High level design thoughts
A DataGrid is a set of geographically distributed sites,
institutions, or groups with each site offering Grid Services, and
where the set of sites has some collective need to share, distribute,
and replicate large sets
of data, files, or data files (if you prefer). LDR is designed to
replicate data among the sites in a DataGrid.
The LDR installation at each site takes on any combintation of three
different roles. The roles are that of publisher,
provider, and subscriber. A LDR installation acting
as a publisher introduces into the DataGrid information
about available files and where they are located
(via URLs), as well as information about the files themselves
(so-called metadata such as the creation time or size).
A LDR installation acting as a provider makes files available for
replication to other sites. A LDR installation acting as
a subscriber replicates data from a provider to itself.

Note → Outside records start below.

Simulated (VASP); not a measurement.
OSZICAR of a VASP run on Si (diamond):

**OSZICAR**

A DataGrid must have at least one LDR
installation acting as a publisher, at least one acting as a provider,
and at least one acting as a subscriber. Again, any single LDR
installation can be any combination of publisher, provider, and
subscriber.
LDR is designed to maximize the quantity of data replicated at the
expense of the reliability of any single file being transfered. Put
another way, LDR tries to replicate as much data as it can without
regard to the order in which files are replicated or the success of
any single file transfer. LDR is designed for bulk replication of
data, as opposed to replicating smaller sets of files
for just-in-time computing.
Mid level design thoughts
Replicating data within a DataGrid requires...
- ...a mechanism for keeping track of what data exists within the
DataGrid.
LDR uses
a metadata database to store information about what files exist
and information about the files such as size or creation time.
Metadata information itself is replicated from LDR instance to LDR
instance so that all sites in the DataGrid can be aware of what data
might be replicated.
- ...a mechanism for keeping track of where data is.
LDR uses
the Globus Replica Location Server (RLS) to store information about
what files are located where. Each RLS has two parts. The first is a
Local Replica Catalog (LRC) to store information about what data
exists locally. The second is a Replica Location Index (RLI) to store
information about what LRCs exists within the DataGrid and what files
each LRC knows about locally.
- ...a mechanism for determining what files need to replicated from one
location to another.
A LDR administrator defines collections of desired files by
SQL queries to be performed within the LDR metadata database.
- ...a mechanism for scheduling files to be replicated.
LDR uses a simple priority queue for scheduling.
The source locations are
determined by querying the local RLI to determine a LRC within the
DataGrid that knows about a file, and then directly querying the
remote LRC to determine the URL for the source.
If for some reason the state of
the queue is lost or becomes corrupt it is not a problem since LDR
regularily regenerates the queue based on need lists and the current
state of the LRCs and RLIs.
- ...a mechanism for actually replicating files.
LDR uses the GridFTP protocol for transfer of files across a WAN. LDR
attempts to transfer as many files as possible between two sites and
can simultaneously transfer data between multiple sites at the same
time. Failed transfers are not instantly retried, but rather LDR moves
on to the next transfer. Files that do not transfer successfully
simply end up being rescheduled and another attempt made later.
- ...a mechanism for storing replicated files.
LDR assumes a very general model for "storage". The details of any
particular storage system can be coded and made available to LDR via
a very simple API. A "storage" model is only required to accept a file
for ingestion and return a URL for the ingested file which is published
to the local LRC. The details of how the file is ingested or the URL
generated are not needed by LDR.
Low level design thoughts
A LDRMaster daemon is responsible for launching other necessary LDR
daemons and watching over them. The available (not all daemons are
necessary for every LDR installation)
daemons include
- LDRMetadataServer, a GSI-SOAP server that makes
metadata published at a site available to other LDR instances.
- LDRMetadataUpdate, a GSI-SOAP client that updates
a LDR instance with new metadata as it is published at a
remote LDR site.
- LDRSchedule, which schedules (queues) transfers.
- LDRTransfer, which spawns agents for each source site to
replicate or transfer files from source locations.
- LDRdataFindServer, which allows clients to query
the metadata and replica location catalogs to discover data or
files
Each daemon is independent of any other (apart from LDRMaster), and
each can be stopped and restarted without any need to coordinate.